For nearly a decade he had lived a solitary ascetic life, but by 1960 seven other Coptic monks joined him, and the community expanded to 12 by 1964. The valley was entirely cut off from the outside world. For 12 years they read no newspapers and heard no radio. They lived in ground-caves, not unlike those in Cappadocia or Qumran. Some caves extended into the hillside and were covered in Coptic writings on plastered walls from early monastic settlements in the fourth century. The modern monks took turns to bake bread once a week. Water was carried on a donkey in petrol cans from an oasis.

Matta was determined that communal and solitary forms of Coptic Orthodox monasticism should exist in tandem, but he also taught that the most compelling development of the monastic vocation for himself was to be found in the solitary life. He frequently lived as a solitary, moving out of his monastic cell and into a cave.

In response to an appeal from the Coptic Patriarch Kyrillos VI the 12 monks of the Wadi Rayan moved north to the Wadi El Natroun in 1969 and developed the monastery of St Macarius the Great. Only six very tired and elderly fathers lived near the road between Cairo and Alexandria. Matta and his 12 companions cared for the frail old desert fathers and then reformed and reconstructed the monastery.

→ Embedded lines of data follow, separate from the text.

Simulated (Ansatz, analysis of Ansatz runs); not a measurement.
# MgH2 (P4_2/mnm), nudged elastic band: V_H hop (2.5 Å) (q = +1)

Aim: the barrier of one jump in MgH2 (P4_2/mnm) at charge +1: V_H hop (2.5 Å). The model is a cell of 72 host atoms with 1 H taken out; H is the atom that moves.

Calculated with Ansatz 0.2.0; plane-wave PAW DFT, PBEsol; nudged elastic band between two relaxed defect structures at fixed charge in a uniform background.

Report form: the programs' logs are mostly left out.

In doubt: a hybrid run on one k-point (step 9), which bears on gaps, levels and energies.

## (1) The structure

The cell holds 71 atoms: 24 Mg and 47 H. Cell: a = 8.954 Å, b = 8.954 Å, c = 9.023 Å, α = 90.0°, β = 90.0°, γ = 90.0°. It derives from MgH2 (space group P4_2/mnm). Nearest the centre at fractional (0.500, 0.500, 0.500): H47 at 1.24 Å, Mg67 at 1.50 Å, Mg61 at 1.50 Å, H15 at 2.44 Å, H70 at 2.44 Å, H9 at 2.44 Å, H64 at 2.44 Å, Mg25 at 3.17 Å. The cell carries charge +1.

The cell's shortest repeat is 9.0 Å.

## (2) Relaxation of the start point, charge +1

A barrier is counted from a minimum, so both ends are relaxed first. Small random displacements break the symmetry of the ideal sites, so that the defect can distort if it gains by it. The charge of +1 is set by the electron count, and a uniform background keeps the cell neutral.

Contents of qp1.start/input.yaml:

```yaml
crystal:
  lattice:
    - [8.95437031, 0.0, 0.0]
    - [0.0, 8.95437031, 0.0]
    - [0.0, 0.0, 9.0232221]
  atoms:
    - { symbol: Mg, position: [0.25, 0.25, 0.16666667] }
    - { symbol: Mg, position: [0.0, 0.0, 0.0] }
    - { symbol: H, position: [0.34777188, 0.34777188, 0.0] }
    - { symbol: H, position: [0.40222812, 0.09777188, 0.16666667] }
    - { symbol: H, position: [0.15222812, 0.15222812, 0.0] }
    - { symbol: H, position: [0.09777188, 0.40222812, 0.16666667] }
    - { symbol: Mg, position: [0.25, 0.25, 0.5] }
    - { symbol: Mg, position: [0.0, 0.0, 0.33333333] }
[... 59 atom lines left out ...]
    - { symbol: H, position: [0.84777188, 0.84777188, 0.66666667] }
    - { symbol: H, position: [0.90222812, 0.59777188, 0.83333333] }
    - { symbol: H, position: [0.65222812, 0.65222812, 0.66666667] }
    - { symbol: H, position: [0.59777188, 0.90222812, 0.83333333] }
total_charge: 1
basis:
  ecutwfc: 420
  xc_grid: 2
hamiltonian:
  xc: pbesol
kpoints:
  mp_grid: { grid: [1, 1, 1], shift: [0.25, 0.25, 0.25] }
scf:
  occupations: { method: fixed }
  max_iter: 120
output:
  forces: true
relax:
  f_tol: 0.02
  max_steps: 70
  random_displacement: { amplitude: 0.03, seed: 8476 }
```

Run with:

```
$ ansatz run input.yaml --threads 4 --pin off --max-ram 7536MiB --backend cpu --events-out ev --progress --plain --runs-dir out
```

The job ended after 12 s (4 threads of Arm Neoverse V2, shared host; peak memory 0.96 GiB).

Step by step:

The scale of their achievement was remarkable. In 1971 Matta had 30 monks in the monastery, by 1981 over 80 and in 1991 over 100. In the 1980s President Anwar Sadat donated 2,000 hectares of desert land to the monks and a fleet of tractors to work it. A new well was drilled to obtain water. The monastery has a superb printing press and Matta's books and articles are distributed throughout the world, often in parallel Arabic/English texts.

In 2003, St Vladimir's Seminary Press in the United States published Matta's Orthodox Prayer Life: the interior way. The first edition, in Arabic, had been written in the desert in the early 1950s. Translations have appeared in French, German, Greek, Japanese and Russian, and abbreviated forms in 60 languages.

Most of the original band of monks in the Wadi El Rayan, when asked what directed them to the eremitical life, said that it was reading Matta's book on prayer. The book defined their monastic course. The practical works of the monastery are transfigured into one spiritual activity. Labour becomes a form of religious witness and a means of fraternal love. The only condition for admission to the monastery is that the aspirants should have some personal religious experience, even if only on a single occasion.

Matta represents an interior life that is perhaps rare in this time. He would affirm that whenever physical hunger became a problem he found fulfilment in meditation. If the biting cold of the desert winter was a danger, he found warmth in prayer. When people were harsh to him - "and their harshness was severe indeed" - he found comfort in his cell.

He described meditation and prayer as his food and drink, his clothing and his armour.